We at Innovaccer are looking for a Site Reliability Engineer II to build the most amazing product experience. you'll get to work with other engineers to build delightful feature experiences to understand and solve our customer s pain points. In this role you will be responsible for building/automating secure cloud Infrastructure (Infrastructure As A Code - IaaC) with various pillars Cost, Reliability, Scalability, Performance, Cost etc
A Day in the Life
- In this role you will design, architect various domains of SRE.
- You will extensively collaborate with different teams and drive various initiatives and SRE best practices adoption.
- In this role you will be responsible for building/automating secure cloud Infrastructure (Infrastructure As A Code - IaaC) with various pillars Cost, Reliability, Scalability, Performance, Cost etc
- Build CICD stack collaborating across Dev and QA/Automation team and drive organization to new level of (daily/hourly) continuous delivery and deployment.
- Security is paramount to everything we do, you will work closely with CISO, Dev team(s) and make security as first class citizens. Develop S-CICD (Secure CICD), enable various security tool chains and vulnerability reports to developers via automation.
- Observability is very critical for the scale of our systems and ability to find insights/behavior, detect problem/failures. Looking for leads to drive this charter spanning across logs, metrics, mesh, tracing etc
- Collaborate closely with Dev and QA team to bring given initiative to a closer, increase adoption of DevOps practices and tool chain.
- Apply strong analytical skills to understand production system metrics, drive change, optimize system utilization and drive cost efficiency.

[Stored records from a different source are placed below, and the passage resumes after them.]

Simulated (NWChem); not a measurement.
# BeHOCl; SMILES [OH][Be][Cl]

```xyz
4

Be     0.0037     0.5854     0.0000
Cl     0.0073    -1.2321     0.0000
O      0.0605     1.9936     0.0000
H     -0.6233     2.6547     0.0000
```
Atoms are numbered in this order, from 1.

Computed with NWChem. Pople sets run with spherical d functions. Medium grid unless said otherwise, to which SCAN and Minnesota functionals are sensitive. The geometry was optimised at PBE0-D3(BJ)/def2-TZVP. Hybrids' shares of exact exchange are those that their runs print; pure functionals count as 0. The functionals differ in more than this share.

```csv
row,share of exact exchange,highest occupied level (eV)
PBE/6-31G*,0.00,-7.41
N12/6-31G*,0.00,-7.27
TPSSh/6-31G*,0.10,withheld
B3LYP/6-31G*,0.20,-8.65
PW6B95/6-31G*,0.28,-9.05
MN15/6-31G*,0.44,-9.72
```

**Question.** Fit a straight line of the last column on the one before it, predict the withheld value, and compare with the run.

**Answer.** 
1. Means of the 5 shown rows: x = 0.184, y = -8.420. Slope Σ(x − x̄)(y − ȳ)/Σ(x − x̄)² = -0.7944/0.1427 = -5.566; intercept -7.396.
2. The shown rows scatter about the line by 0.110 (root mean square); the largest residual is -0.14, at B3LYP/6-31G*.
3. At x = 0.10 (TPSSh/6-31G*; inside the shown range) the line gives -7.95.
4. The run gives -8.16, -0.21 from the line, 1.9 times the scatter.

- Auto scale/down the platform during peak season scenarios.
- Ensure that the Platform is secured as per guidelines established by CISO. e,g, Secure against DDoS attacks by implementing WAF, Vulnerability and Patch management, install required security agents etc
- Lead least privilege based RBAC for various production services and tool chains.
- Build and execute Disaster Recovery plan.
- Key stakeholder to participate incase of IR (Incident Response).
What You Need
- 5+ years experience as a DevOps/SRE Engineer.
- Solid experience with at least one of the clouds with automation focus - AWS, Azure, GCP. Certification has advantages.
- Hands-on experience with Kubernetes along with Linux.
- Programming experience with scripting languages eg Python.
- Build and deployment experience building scalable CICD architectures and solutions is preferred.
- Building observability stack from logs, metrics, traces, service mesh, data observability is preferred.
- Good at documenting and structuring documents for consumption by various dev teams.
- Cloud Security is a major advantage and highly preferred skill.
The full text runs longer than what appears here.